Let $\text{On}$ be the class of all ordinals and let $\leq_{\text{c}}$ be the canonical well-ordering on $\text{On}\times\text{On}$. More specifically, $\preceq$ is defined as follows.
Let $\left(\alpha,\beta\right),\left(\gamma,\zeta\right)\in\text{On}\times\text{On}$. Then $\left(\alpha,\beta\right)\leq_{\text{c}}\left(\gamma,\zeta\right)$ if and only if one of the following hold:
$\alpha\cup\beta<\gamma\cup\zeta$.
$\alpha\cup\beta=\gamma\cup\zeta$ and $\alpha<\gamma$.
$\alpha\cup\beta=\gamma\cup\zeta$, $\alpha=\gamma$, and $\beta\leq\zeta$.
Here, $\leq$ is the standard ordering on ordinals.
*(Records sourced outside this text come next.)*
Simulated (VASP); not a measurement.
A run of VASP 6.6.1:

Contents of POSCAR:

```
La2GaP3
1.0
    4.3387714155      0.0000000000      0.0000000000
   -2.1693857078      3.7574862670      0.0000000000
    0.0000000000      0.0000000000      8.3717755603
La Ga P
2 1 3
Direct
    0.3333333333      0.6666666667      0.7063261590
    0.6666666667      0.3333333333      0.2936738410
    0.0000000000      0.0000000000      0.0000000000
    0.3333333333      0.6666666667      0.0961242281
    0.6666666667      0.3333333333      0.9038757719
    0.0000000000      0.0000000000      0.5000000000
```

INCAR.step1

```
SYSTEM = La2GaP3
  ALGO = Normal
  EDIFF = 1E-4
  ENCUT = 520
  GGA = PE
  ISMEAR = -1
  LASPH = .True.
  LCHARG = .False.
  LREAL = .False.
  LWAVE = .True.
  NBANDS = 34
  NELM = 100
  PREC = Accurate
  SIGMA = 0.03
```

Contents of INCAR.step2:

I have shown that every proper segment of this well-ordered class is a set. This allows me to define a function $\Gamma:\text{On}\times\text{On}\rightarrow\text{On}$ by $$\Gamma\left(\left(\alpha,\beta\right)\right)=\text{Ord}\left\{ \left(\zeta,\eta\right)\in\text{On}\times\text{On}:\left(\zeta,\eta\right)<_{\text{c}}\left(\alpha,\beta\right)\right\} $$ for all $\left(\alpha,\beta\right)\in\text{On}\times\text{On}$.
Here, $\text{Ord}$ is the function which maps each well-ordered set to the unique ordinal which is order isomorphic to it. I want to show that $\Gamma$ is an order isomorphism. I have shown that it is strictly increasing. Now I just have to show that it is surjective. This is the problem I am facing. I can't seem to show that it is surjective. I have tried using induction but that got me nowhere. Any ideas?
This is actually much simpler than you'd expect, if you pay attention to the right things. In fact, you've almost proved this already.
Since $\Gamma$ is a strictly increasing function, its range cannot be a set of ordinals. So it has to be unbounded. But now simply note that if $\Gamma(\alpha,\beta)=\gamma$ and $\delta<\gamma$, then there is a unique initial segment below $(\alpha,\beta)$ which is isomorphic to $\delta$. And by well-ordering, there is a least $(\alpha',\beta')$ below $(\alpha,\beta)$ such that $\Gamma(\alpha',\beta')=\delta$.
In other words, we show that the image must be downwards closed, and not bounded (i.e., not a set). Therefore it has to be an isomorphism.